Dear Professor

Dear Professor,
I feel like you’ve been at this for, what? Like, 5, maybe 10 years?
The time is irrelevant, really. However long you’ve been doing this, I just wanted to give you an idea of what it’s like to be in your class.

Here’s a general rundown…
“Okay, class, let’s begin, we have four presenters tonight who will, undoubtedly, be intellectually inferior to me, but what the heck? Let’s give it a shot anyway…”
Halfway through the first person’s introduction, “Alright, so here are the things you did wrong. I know that this is a matter of interpretation, which is usually an opinion, but somehow, you managed to get it wrong. That’s right, I said it, your opinion is wrong. Now let me go off on a tangent from which we will never recover.”
You then proceed to take up anywhere between 20 to 30 minutes of class time on material that, if you had just waited, you would’ve seen on the next slide anyway.
This pattern continues on for awhile, with you interrupting every so often and derailing the entire class’s train of thought, until eventually, everyone gets so exhausted from the emotional and intellectual beating they took, that no one speaks.
The good news is that this allows the presenters to finally finish, sometimes with as much as 20 minutes to spare.
At this point, you once again assume control and try to engage the class in some sort of half-hearted discussion about the materials that we’ve already spent two and a half hours talking about. Most of us (if not all) then resent you for forcing us to stay until the very end of class when all topics of discussion have been exhausted.

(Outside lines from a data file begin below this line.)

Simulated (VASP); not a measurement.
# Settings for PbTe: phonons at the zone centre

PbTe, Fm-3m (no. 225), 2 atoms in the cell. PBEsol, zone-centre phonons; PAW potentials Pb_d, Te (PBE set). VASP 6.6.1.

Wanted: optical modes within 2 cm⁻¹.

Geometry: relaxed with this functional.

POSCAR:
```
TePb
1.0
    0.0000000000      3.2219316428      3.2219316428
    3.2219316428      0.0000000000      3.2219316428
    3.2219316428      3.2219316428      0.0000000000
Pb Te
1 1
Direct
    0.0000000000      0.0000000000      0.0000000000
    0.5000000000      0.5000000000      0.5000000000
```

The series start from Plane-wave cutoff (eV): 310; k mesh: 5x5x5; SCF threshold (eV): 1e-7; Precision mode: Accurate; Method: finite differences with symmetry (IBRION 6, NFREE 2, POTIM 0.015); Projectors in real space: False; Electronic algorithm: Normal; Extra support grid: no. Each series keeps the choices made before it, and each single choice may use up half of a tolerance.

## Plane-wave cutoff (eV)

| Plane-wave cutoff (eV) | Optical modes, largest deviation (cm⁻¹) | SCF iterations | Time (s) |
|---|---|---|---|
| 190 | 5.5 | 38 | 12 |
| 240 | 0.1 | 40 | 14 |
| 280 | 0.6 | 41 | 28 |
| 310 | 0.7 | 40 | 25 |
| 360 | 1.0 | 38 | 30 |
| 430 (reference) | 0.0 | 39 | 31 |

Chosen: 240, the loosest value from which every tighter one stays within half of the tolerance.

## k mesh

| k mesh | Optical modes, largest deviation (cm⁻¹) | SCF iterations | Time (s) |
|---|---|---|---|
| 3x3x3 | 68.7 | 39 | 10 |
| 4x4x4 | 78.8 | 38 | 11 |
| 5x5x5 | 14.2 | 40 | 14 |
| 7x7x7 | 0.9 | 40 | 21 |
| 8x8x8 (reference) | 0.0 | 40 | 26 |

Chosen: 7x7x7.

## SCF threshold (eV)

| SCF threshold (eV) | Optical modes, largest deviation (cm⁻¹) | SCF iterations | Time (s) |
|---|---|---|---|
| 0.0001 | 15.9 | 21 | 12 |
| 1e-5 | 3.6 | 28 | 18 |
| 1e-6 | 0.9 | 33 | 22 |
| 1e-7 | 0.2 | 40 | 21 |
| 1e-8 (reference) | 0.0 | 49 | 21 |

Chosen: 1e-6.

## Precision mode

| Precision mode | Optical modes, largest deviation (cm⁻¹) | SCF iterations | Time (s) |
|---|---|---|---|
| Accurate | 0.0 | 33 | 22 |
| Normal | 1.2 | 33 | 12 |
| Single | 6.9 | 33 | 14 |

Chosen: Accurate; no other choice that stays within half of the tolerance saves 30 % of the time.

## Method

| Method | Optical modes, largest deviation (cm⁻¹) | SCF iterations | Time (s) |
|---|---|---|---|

Now, does that sound fun? Because I can tell ya, from a student’s perspective, it’s a little lacking. The monotony of it actually makes me want to cause physical harm to myself just in order to experience a new sensation other than boredom or tedium.
Oh, and last thing, while “shushing” people when they’re speaking may have been socially acceptable in pre-school, but at the graduate level, it really just comes off as arrogant and extremely rude. Just some notes for you if you were ever thinking of mixing things up, but really, I don’t see that happening anytime soon, do you?